This is another instance of starting a book then forgetting about it for a year.
I suggested The Moonflower Vine for my bookstore bookclub last September. I read the first 60 pages or so then either got distracted or lost interest (can’t remember anymore). I dug it back out and finished it eleven months later in an attempt to decrease the number of half-finished book languishing around the house.
The Moonflower Vine is the only novel published by Jetta Carleton, surprising in that she had a successful career as a radio and television copywriter then later operated a successful publishing house, The Lightning Tree. The Moonflower Vine was out-of-print until Jane Smiley commented on the novel in 13 Ways of Looking at the Novel leading HarperPerennial to release a new edition of The Moonflower Vine.

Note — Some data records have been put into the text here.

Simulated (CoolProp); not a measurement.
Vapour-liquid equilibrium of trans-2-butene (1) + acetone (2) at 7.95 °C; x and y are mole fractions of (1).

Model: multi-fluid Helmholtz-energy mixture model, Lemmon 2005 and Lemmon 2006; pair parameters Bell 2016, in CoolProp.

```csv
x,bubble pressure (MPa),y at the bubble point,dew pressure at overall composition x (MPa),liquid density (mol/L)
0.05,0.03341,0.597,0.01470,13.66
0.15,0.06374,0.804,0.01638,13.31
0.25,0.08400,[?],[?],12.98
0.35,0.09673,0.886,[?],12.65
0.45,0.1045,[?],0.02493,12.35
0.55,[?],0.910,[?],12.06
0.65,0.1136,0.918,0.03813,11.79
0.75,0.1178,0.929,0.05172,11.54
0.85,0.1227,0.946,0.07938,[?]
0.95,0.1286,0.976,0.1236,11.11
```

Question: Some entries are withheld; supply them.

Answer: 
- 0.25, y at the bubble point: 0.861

Although largely autobiographical, The Moonflower Vine doesn’t have a tight narrative; the story is actually created by a set of vignettes, each narrated from the point-of-view of one of the Soames family members. The first section, which is also the “modern” segment, is narrated from the vantage of the youngest daughter Mary Jo, modeled on Jetta herself. It tells the story of a single day in the Soames family, busy with cooking, celebration, family. The next segments jump back into the family history, explaining why each of the three other daughters – Jessica, Leonie, and Mathy – and parents Callie and Matthew behave as they do. Education is important in the Soames family, as is good work and avoiding idleness. Carleton’s writing shows a love for her rural Missouri setting; the most lush description is reserved for scenes where the sisters are enjoying the outdoors. The Moonflower Vine is also like a time capsule, describing a time and place in middle America where the school principal might still farm his own land, too.
I am so glad I went back and finished The Moonflower Vine – this is not a novel to be missed and definitely not one to speed read.